Op-Ed: Leaving California
After more than four agreeable decades in California, my wife and I became climate migrants — highly privileged ones, to be sure — and moved to Vermont.
Our life in Marin County had turned into a tightrope walk.
In 2014, our savvy financial advisor, whom we’d acquired after a substantial bequest from my mother, told us we didn’t quite have the funds to build a new house. Leslie — yes, she’s Leslie Leslie — and I demurred. We tore down the house in Mill Valley where we’d lived for 31 years. It was beloved but it was shambly, and when we leveled it, we discovered it was filled with black mold.
In its place we built a new house, which, in addition to being sleek and beautiful, was environmentally state-of-the-art.
Designed by a skilled “green” architect, the new house had solar panels and radiant heat. Graywater, bioswales, a spectacularly performing induction stove — it oozed with environmental appurtenances. The ventilation system silently and meticulously cleansed the air, turning the place into an oasis during fire season. Compressed-bamboo framing made each room nearly soundproof and markedly increased the walls’ insulation capacity.
Outside, a glistening garden — the collaborative vision of Leslie and a landscape architect couple — consisted of 80% native plants and grasses, plus fruit trees and scores of David Austin roses. The property exuded tranquility, an antidote for the surrounding suburban bustle.
Many people who build a house end up bemoaning the experience. We didn’t. Creating a functional work of art was fundamentally pleasurable. We appreciated our perfectionist contractor and the skill of his craftsman workers. Leslie, an artist, wrote a Buddhist prayer of loving kindness and compassion on the roof and walls before they were painted over. In gentle reply, the painter added a faint white cross on a bathroom ceiling, which he also painted over. We all took pride in building something gorgeous.
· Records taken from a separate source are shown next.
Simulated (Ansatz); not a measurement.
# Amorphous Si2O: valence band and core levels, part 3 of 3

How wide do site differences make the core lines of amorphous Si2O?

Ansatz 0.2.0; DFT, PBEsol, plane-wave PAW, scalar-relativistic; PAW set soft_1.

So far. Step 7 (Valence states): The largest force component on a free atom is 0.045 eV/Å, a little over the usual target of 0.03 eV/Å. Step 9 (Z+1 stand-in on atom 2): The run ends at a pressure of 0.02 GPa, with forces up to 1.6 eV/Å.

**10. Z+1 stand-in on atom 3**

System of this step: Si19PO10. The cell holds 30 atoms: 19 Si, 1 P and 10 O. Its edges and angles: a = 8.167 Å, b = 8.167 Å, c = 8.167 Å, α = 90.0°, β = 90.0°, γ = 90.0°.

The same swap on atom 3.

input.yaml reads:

I’ve written often about megaprojects — dams, bridges, concert halls, high-speed trains and Olympic Games — that almost invariably overshoot original cost and duration estimates, often by many multiples. As months passed and expenses mounted, I knew we were having our own little megaproject.
The house ended up consuming so much of our money that before it was finished, we understood we could not expect to live in it for the rest of our lives. From that point on, we felt as if we were merely borrowing the place, residing in it until we could no longer afford it, while it beguiled and occasionally seemed to taunt us with its suavité.
None of this detracted from the experience of inhabiting the house, but it induced a kind of detachment that prepared us for the end.
We lasted five years. In that time, the advance of climate change meant that each fire season was hotter and longer than the one before it. Then came the surrealistic orange-black morning in Mill Valley last September that looked like a solar eclipse, only more ominous, when ashes from nearby fires blotted out most light until close to noon. Soon after, we heard that insurers had declined to offer renewals to some homeowners in our area, and we knew it was time to sell, before the house’s value declined.
Our resolve was reinforced by serendipity, as Leslie’s close friend from college days told her he was selling a 5-acre plot in Woodstock, Vt., with a postcard-perfect view of a distant mountain. We can attest that on this verdant property, birdsong, not car traffic, is audible, and the Milky Way is visible at night. An expert contractor, our friend didn’t just sell us the land, he’s building us a new house on it — for a fraction of what the Mill Valley one cost and, we think, in half the time. Vermont’s lower cost of living and simpler regulations make this eminently plausible. In the meantime, we are renting.
We moved with more excitement than regret. We understand our enormous good fortune: Most people can’t afford to pick up stakes, no matter how dire the prognosis on home ground. We loved the Bay Area, and now, most likely, we will love another place, too.
We departed with gratitude for the kindnesses and thoughtfulness of many people we’ve known, with pain over dear family members and friends (and the neighbors’ dog we loved looking after) whom we are leaving behind, and with grief for the suffering and chaos that climate change has just begun to generate, emphatically in California and eventually everywhere.
We’re at the beginning of the diaspora, and we shudder at the thought.
Jacques Leslie is a contributing writer to Opinion.